Currently git flow feature rebase just updates the current feature branch with your local copy of develop. I think this command should checkout update the local develop branch with origin/develop. Is there any planned support for this (a patch seems like it would be somewhat trivial), or is this a philosophical difference?
No need to checkout and update develop. A simple 'git fech' updates 'origin/develop'
Good point. So git flow feature rebase could do something like the following
git fetch origin/develop
git rebase origin/develop
Currently it does git rebase develop, if I'm reading the code correctly:
git rebase develop
DEFINE_boolean interactive false 'do an interactive rebase' i
warn "Will try to rebase '$NAME'..."
git checkout -q "$BRANCH"
if flag interactive; then
git rebase $OPTS "$DEVELOP_BRANCH"
Actually, rebasing upstream is something you should be very careful about. While there are valid cases where this is useful, there are as many situations where this would lead to potentially very confusing situations.
Imagine the situation where Bob and Alice pulled feature/X from origin. Then, Bob rebases both his local copy and the origin, using your proposed solution. So far, so good. But when Alice doesn't know of the rebase and updates her local copy, things get hairy. If she pulls naïvely, there will be a giant ugly merge commit. If she fetches, she'll have to deal with figuring out the rebase herself. The only "clean" solution for her will be to first fetch, then git reset --hard origin/feature/X her local feature branch.
git reset --hard origin/feature/X
But that will make her lose all her local changes on the branch.
The main reason why automatically rebasing the upstream repos is not done automatically by gitflow, is to avoid this mess. You're generally a good Git citizen if you simply don't rebase after you've pushed out changes. gitflow is no exception to that rule.
Thanks for the helpful and informative response.
I agree published branches should never be rebased to their remotes. I should have been more clear, but I was talking about the somewhat common case where one person is working on a local unpublished feature branch, rebasing along the way, and eventually merging into the mainline branch upon completion. The rebasing along the way part is where I think there's a bit of confusion on what git flow does for you.
git flow feature rebase only rebases to your local copy of the mainline development branch, which I think is a safe default, due to the rebasing a published branch issue you described above. Still, for your everyday, throwaway, unpublished feature branches, I often want a little more automation in a tool like gitflow.
git flow feature rebase
I used to use a modified version of hack & ship (http://reinh.com/blog/2008/08/27/hack-and-and-ship.html) where hack would do the following in sequence (where develop is the name of the mainline development branch):
git checkout develop
git pull origin develop
git checkout feature/<whatever>
I'm always hesitant to add overly complex conditional logic to a tool, but it might be nice to have the option to add a config option to the local git-flow config in .git/config, that enabled a workflow like the "hack" workflow described above when you run git flow feature rebase.

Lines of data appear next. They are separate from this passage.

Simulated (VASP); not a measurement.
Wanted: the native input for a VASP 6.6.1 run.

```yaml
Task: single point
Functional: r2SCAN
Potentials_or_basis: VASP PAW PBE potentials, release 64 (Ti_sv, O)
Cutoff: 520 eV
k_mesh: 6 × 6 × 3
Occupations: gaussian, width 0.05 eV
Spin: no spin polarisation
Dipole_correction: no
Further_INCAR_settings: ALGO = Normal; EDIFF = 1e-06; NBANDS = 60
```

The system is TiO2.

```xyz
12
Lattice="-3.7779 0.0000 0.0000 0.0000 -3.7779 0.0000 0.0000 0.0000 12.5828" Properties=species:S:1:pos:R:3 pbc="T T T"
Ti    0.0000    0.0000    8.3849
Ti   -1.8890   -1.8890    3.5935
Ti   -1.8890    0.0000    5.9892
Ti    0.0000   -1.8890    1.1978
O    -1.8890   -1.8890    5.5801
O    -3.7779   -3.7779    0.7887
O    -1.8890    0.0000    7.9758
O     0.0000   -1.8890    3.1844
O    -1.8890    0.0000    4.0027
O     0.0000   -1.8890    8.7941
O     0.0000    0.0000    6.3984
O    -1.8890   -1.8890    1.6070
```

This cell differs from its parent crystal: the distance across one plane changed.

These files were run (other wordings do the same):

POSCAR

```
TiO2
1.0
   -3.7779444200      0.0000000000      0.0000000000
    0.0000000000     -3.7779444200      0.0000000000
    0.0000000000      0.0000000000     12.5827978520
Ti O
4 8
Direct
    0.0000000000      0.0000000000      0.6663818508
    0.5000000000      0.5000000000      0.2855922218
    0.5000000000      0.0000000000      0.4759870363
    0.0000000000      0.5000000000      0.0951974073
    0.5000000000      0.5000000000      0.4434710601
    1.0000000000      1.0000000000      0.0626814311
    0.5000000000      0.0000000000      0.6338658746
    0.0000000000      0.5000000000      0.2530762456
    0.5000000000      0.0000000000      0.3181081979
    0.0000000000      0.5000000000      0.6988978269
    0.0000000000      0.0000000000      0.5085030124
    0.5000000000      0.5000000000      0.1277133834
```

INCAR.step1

The conditional logic might be, "if the current feature branch is not tracking a remote (i.e. not published), when running git flow feature rebase, update the mainline development branch (i.e. develop) from origin and rebase the unpublished feature branch to that updated version of develop".
Am I making sense here? Thanks in advance.
Oh, so you mean that the command should first pull in new commits from origin into develop before actually rebasing against it locally. Good point! I'll keep this one open.
I've slightly changed the ticket title to better reflect the issue.
Added -P flag to optionally pull latest develop branch before rebasin…
…g a feature. Attempts to close #93
Moved tree and branch verification to top of function before attempti…
…ng to pull latest develop. issue #93
@nvie any plans for merging this pull request?
I think this is a very elegant solution and sounds a lot like http://randyfay.com/content/rebase-workflow-git
Any new work on this issue? I just ran into this today where I forgot to git fetch first. Something like this could really confuse a newbie.